Brewer's: Fly

(plural flys). A hackney coach, a cab. A contraction of Fly-by-night, as sedan chairs on wheels used to be called in the regency. These “Fly-by-nights,” patronised greatly by George, Prince of Wales, and his boon companions, during their wild night pranks at Brighton, were invented 1809 by John Butcher, a carpenter of Jew Street.

“In the morning we took a fly, an English term for an exceedingly sluggish vehicle, and drove up to the Minister's.” —Hawthorne: Our Old House (Pilgrimage to Old Boston, p.171).

Fly

(plural flies). An insect. All flies shall perish except one, and that is the bee-fly. (Koran.)

A Fly
has three eyes and two compound eyes, each of which has 4,000 facets. The god of flies. In the temple of Actium the Greeks used to sacrifice annually an ox to the god of flies. Pliny tells us that at Rome sacrifice was offered to flies in the temple of Hercules Victor. The Syrians undoubtedly offered sacrifice to the same tiny tormentors. It is said that no fly was ever seen in Solomon's temple.

ACHOR, god of the Cyrenians, to whom, according to Pliny, they offered sacrifice. (APOMYIOS, a surname given by the Cyrenians to Zeus, for delivering Herakles [Hercules] from flies during sacrifice. Sacrifices were yearly offered to Zeus Apomyios. (Greek, apo-myia, from flies.)

BELZEBUB or BEELZEBUTH (Prince of Flies) was one of the principal Syrian gods, to whom sacrifice was offered on all ferialia.

BUCLOPUS, in Roman mythology. (Rhod. xxii. 3.)

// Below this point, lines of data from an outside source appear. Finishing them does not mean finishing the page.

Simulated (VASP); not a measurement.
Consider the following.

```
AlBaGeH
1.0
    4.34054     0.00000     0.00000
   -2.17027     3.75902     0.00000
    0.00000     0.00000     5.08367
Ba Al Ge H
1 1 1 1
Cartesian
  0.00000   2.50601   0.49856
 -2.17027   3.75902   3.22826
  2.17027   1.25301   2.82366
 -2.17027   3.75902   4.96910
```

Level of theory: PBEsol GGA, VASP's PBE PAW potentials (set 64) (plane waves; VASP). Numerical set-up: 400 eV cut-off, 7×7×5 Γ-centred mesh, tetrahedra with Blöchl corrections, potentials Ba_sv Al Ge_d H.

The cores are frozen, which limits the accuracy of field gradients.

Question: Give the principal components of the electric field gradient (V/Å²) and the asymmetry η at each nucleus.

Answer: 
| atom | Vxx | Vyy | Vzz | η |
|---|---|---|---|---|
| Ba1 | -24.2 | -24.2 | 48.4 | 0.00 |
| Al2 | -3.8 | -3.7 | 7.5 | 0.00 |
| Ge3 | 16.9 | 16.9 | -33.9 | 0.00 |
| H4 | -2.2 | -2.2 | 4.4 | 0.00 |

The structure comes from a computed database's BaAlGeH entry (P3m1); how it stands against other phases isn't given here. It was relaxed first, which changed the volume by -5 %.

MYAGROS (the fly-chaser), one of the deities of the Arcadians and Eleans. (Pliny, x. 28.) (Greek, myia a fly; agra, taken in hunting or chasing.)

Flies in amber.
(See under Amber.)

To crush a fly on a wheel.
Making a mountain of a mole-hill. Taking a wheel used for torturing criminals and heretics for killing a fly, which one might destroy with a flapper.

Fly on the coach-wheel
(A). One who fancies himself of mighty importance, but who is in reality of none at all. The allusion is to the fable of a fly sitting on a chariot-wheel and saying, “See what a dust we make!”

Not a fly with him.
Domitian, the Roman emperor, was fond of catching flies, and one of his slaves, being asked if the emperor was alone, wittily replied, “Not a fly with him.”

To rise to the fly.
To be taken in by a hoax, as a fish rises to a false fly and is caught.

“He [the professor] rose to the fly with a charming simplicity.” —Grant Allen: The Mysterious Occurrence in Piccadilly, part ii.